The Reddys have been enjoying political and financial power, though the economic class divide isn’t uncommon to them.

The start of displeasure

Kapus, as a community, seethed with anger and were rattled when the Congress legislator from Vijayawada and a YS Rajasekhara Reddy-loyalist Vangaveeti Mohana Ranga Rao was killed before the crack of dawn on 26 December 1988. Telugu Desam’s founder president N T Rama Rao was the chief minister then.

The Kapus took to the streets ferociously protesting the killing of Mohana Ranga. Vandalism, arson, looting and an overall lawlessness gripped the state in general and coastal Andhra districts in particular. The protestors and hooligans, in the garb of agitators, unleashed a reign of terror targeting the properties and establishments of the Kammas. This pushed the NTR Government into a defensive, forcing the then Home Minister Kodela Siva Prasad Rao (the present Speaker of the AP Assembly) to resign.

Why pick on one particular person?

Why should the Kapus like a particular leader or hate him?

Currently, the Kapus are an infuriated community. They feel the TDP government under the stewardship of N Chandrababu Naidu has reneged on its promise of including Kapus among the Backward Classes (BCs).
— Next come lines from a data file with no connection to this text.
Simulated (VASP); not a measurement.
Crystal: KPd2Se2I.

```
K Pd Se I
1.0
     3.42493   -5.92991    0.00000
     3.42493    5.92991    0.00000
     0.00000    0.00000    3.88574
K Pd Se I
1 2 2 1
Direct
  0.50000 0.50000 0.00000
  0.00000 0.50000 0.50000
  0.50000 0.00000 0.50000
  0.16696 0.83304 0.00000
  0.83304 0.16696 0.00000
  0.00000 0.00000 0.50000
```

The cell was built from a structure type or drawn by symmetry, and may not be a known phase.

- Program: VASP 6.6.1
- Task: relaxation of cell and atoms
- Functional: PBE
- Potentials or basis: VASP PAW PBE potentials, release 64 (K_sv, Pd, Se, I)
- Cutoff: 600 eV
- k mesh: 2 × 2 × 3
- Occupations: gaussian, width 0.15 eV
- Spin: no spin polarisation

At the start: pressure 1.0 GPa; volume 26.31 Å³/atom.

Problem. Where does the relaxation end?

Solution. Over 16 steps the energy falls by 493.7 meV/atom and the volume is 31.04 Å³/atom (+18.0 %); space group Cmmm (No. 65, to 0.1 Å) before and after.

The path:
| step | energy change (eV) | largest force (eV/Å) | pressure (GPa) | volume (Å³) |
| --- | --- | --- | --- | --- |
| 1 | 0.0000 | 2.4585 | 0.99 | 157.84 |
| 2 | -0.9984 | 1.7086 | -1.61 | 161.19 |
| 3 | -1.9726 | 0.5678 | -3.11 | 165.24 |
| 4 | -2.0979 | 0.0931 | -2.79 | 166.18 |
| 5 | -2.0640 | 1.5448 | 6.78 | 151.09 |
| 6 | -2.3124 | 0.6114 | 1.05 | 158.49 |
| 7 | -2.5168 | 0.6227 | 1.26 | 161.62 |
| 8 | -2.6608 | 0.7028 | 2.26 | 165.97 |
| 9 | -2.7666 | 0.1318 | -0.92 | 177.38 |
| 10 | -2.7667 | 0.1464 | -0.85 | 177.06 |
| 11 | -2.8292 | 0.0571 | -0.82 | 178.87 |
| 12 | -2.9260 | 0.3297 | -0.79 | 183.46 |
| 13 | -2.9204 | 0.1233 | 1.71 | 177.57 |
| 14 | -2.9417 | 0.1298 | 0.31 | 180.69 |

This actually has been a petulant issue between the Kapus and successive governments for more than two and a half decades. Though Kapus were among the BCs, they were deleted from the lists eventually. And this was before the 1960s.

Launching of a political party by megastar Chiranjeevi in the name of 'Praja Rajyam Party' before the 2009 Assembly elections was initially seen as a step in the direction of capturing of political power.

Chiranjeevi's roar ended up being a whimper with an absolute debacle at the political box office. But, the TDP had still found an excuse. The party found it convenient to blame it on YSR Reddy saying that the TDP lost the battle against the YSR-led Congress for a second consecutive term, thanks to the presence of Chiranjeevi's party in the electoral fray.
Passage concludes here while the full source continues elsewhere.